February 26, 2019

'Immunizing' quantum bits so that they can grow up

New material enhances supercurrent in topological-insulator nanoribbon Josephson junctions

Chen immunize A new material could "immunize" topological quantum bits so that they are resilient enough for building a quantum computer. (Purdue University image/Morteza Kayyalha) Download image

WEST LAFAYETTE, Ind. — Quantum computers will process significantly more information at once compared to today's computers. But the building blocks that contain this information – quantum bits, or "qubits" – are way too sensitive to their surroundings to work well enough right now to build a practical quantum computer.

Long story short, qubits need a better immune system before they can grow up.

A new material, engineered by Purdue University researchers into a thin strip is one step closer to "immunizing" qubits against noise, such as heat and other parts of a computer, that interferes with how well they hold information. The work appears in Physical Review Letters.

The thin strip, called a "nanoribbon," is a version of a material that conducts electrical current on its surface but not on the inside – called a "topological insulator" – with two superconductor electrical leads to form a device called a "Josephson junction."

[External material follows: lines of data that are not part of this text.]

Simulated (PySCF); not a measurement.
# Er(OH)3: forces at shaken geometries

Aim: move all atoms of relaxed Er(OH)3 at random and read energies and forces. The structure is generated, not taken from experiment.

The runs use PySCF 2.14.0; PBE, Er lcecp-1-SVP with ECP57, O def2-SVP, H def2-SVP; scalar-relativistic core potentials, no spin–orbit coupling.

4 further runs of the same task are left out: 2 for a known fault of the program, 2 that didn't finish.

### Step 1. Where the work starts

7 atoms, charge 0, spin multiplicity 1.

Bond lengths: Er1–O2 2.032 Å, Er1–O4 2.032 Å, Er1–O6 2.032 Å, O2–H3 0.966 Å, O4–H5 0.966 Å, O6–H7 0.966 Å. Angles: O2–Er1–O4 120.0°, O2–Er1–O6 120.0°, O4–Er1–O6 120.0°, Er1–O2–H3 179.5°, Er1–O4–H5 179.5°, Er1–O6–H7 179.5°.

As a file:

In a quantum computer, a qubit "entangles" with other qubits. This means that reading the quantum information from one qubit automatically affects the result from another, no matter how far apart they are.
Chen supercurrent An enhanced supercurrent on the surface of this device's topological insulator could bring special properties that make qubits more resilient. (Purdue University image/Morteza Kayyalha) Download image

Without entanglement, the speedy calculations that set apart quantum computing can't happen. But entanglement and the quantum nature of the qubits are also sensitive to noise, so they need extra protection.

A topological-insulator nanoribbon Josephson junction device is one of many options researchers have been investigating for building more resilient qubits. This resilience could come from special properties created by conducting a supercurrent on the surface of a topological insulator, where an electron's spin is locked to momentum.

The problem so far is that a supercurrent tends to leak into the inside of topological insulators, preventing it from flowing completely on the surface.

To get more resilient, topological qubits need supercurrents to flow through the surface channels of topological insulators.

"We have developed a material that is really clean, in the sense that there are no conducting states in the bulk of the topological insulator," said Yong Chen, a Purdue professor of physics and astronomy and of electrical and computer engineering, and the director of the Purdue Quantum Science and Engineering Institutewhich is housed at Purdue University’s Discovery Park"Superconductivity on the surface is the first step for building these topological quantum computing devices based on topological insulators."

Morteza Kayyalha, a former Ph.D. student in Chen's lab, could show that the supercurrent wraps all the way around the new topological insulator nanoribbon at temperatures 20 percent lower than the "critical temperature," when the junction becomes superconducting. The experiment was conducted in collaboration with the lab of Leonid Rokhinson, a Purdue professor of physics and astronomy.

"It's known that as the temperature lowers, the superconductivity is enhanced," Chen said. "The fact that much more supercurrent flowed at even lower temperatures for our device was evidence that it is flowing around these protective surfaces."

This work was supported by multiple awards from the National Science Foundation, U.S. Department of Energy, U.S. Department of Defense Office of Naval Research and the Simons Foundation. 

Writer: Kayla Wiles, 765-494-2432, wiles5@purdue.edu

Source: Yong Chen, 765-494-0947, yongchen@purdue.edu

Note to Journalists: For a full-text copy of the paper, please contact Kayla Wiles, Purdue News Service, at wiles5@purdue.edu


Anomalous Low-Temperature Enhancement of Supercurrent in Topological-Insulator Nanoribbon Josephson Junctions: Evidence for Low-Energy Andreev Bound States

Morteza Kayyalha1, Mehdi Kargarian2, Aleksandr Kazakov1, Ireneusz Miotkowski1, Victor M. Galitski2, Victor M. Yakovenko2, Leonid P. Rokhinson1, and Yong P. Chen1

1Purdue University, West Lafayette, IN, USA

2University of Maryland, College Park, MD, USA

doi: 10.1103/PhysRevLett.122.047003 

We report anomalous enhancement of the critical current at low temperatures in gate-tunable Josephson junctions made from topological insulator BiSbTeSe2 nanoribbons with superconducting Nb electrodes. In contrast to conventional junctions, as a function of the decreasing temperature T, the increasing critical current Ic exhibits a sharp upturn at a temperature T∗ around 20% of the junction critical temperature for several different samples and various gate voltages. The Ic vs Tdemonstrates a short junction behavior for T>T∗, but crosses over to a long junction behavior for T<T∗ with an exponential T dependence Ic∝exp(−kBT/δ), where kB is the Boltzmann constant. The extracted characteristic energy scale δ is found to be an order of magnitude smaller than the induced superconducting gap of the junction. We attribute the long-junction behavior with such a small δ to low-energy Andreev bound states arising from winding of the electronic wave function around the circumference of the topological insulator nanoribbon.